Thursday, June 18, 2015

Detroit should divorce itself from financially strapped Wayne County

Wayne County officials abandoned the old
 county building in downtown Detroit five years ago.
The Macomb Daily hired a publisher about a decade ago who came to the paper from Canada and he quickly and aggressively pushed us to write about the insanely ineffective means by which local governments operate within the state of Michigan.
Reporters tried to explain that local control – down to very small geographies – is a tradition that goes back to the establishment of the Northwest Territory and the creation of 6 mile X 6 mile townships across the state. But the publisher, who hailed from the Toronto area, where regional government rules, insisted that mass consolidation of local units of government was obviously necessary.

Not soon afterward, as Michigan slipped into massive budget deficits and huge cuts to revenue sharing with communities, consolidation became a subject of frequent public debate. Despite his arrogance on the subject, the man had a point.
You have a village, within a township, within a county, he would say. And within that county you have 21 school districts, some of which are only the size of a few square miles. What sense does that make?
So, a decade later, after some efforts south of Eight Mile Road to consolidate Detroit and Wayne County services, the Motor City finds itself on the road to recovery after emerging from bankruptcy. But now, Wayne County is in such dire straits, driving on fumes, that it is seeking to declare a financial emergency.

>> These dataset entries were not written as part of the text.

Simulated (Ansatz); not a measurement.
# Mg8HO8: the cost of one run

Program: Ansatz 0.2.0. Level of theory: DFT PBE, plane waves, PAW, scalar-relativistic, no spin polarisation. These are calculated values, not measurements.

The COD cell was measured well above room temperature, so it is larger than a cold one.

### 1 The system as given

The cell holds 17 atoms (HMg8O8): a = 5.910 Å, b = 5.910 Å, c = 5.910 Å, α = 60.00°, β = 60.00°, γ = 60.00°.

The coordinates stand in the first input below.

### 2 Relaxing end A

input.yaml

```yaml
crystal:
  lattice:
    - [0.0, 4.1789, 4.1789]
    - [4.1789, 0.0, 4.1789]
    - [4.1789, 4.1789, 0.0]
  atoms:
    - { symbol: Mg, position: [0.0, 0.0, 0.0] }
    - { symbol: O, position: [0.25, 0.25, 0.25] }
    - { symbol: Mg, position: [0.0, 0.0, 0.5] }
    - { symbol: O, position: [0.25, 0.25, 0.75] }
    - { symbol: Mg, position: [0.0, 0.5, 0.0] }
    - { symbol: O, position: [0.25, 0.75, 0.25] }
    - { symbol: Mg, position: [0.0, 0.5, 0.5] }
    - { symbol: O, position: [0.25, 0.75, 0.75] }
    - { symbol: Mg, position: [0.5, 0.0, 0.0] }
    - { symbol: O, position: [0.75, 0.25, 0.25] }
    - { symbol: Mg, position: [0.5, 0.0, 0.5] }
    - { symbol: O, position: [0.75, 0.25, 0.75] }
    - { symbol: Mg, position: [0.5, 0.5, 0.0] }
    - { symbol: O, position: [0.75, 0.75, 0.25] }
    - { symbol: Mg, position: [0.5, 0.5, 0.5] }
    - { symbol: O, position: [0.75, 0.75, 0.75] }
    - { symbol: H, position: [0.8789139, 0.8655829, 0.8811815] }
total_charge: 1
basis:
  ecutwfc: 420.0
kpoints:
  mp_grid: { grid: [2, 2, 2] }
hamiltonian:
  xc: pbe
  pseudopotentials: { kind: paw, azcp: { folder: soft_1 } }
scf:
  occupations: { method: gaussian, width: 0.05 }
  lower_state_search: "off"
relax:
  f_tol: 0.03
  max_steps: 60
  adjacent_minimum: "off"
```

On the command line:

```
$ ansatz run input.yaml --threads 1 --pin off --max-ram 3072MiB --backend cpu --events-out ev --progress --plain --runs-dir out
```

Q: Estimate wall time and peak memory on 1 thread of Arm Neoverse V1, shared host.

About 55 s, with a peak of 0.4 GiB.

Dennis Lennox, a conservative Republican consultant and a frequent newspaper columnist, wrote a piece nearly three years ago, before Detroit had started to turn the corner, that called for the city to cut all ties with Wayne County.
In a Sept. 21, 2012, Op-Ed written for The Detroit News, Lennox suggested that freeing Detroit residents and businesses from WayneCounty taxes would be good for the Motor City’s economy.
Here’s a portion of what Lennox wrote in 2012:

“The solution is simple: Wayne County should cease to exist within Detroit.
“It makes no sense for taxpayers to fund a county government that provides almost no unique services to those who reside within the city. Freeing the city from the county will result in significant savings to Detroit's taxpayers.
“To improve the governance of Detroit, which would empower innovators, job creators, entrepreneurs and even foreign investors, government in Detroit and Wayne County must be wiped clean and started anew.
“A radical reform such as this one will require a leader willing to put politics aside to do the right thing.”

I have no idea what legalities come into play if Detroit wanted to become a separate entity (or emerge as an 84th Michigan county) but I suppose some key county services (the jail, the circuit court) could continue within the city under a contract arrangement.
Now that Wayne County has admitted it cannot make amends for its transgressions of the past, maybe a divorce by Detroit will enter the discussion.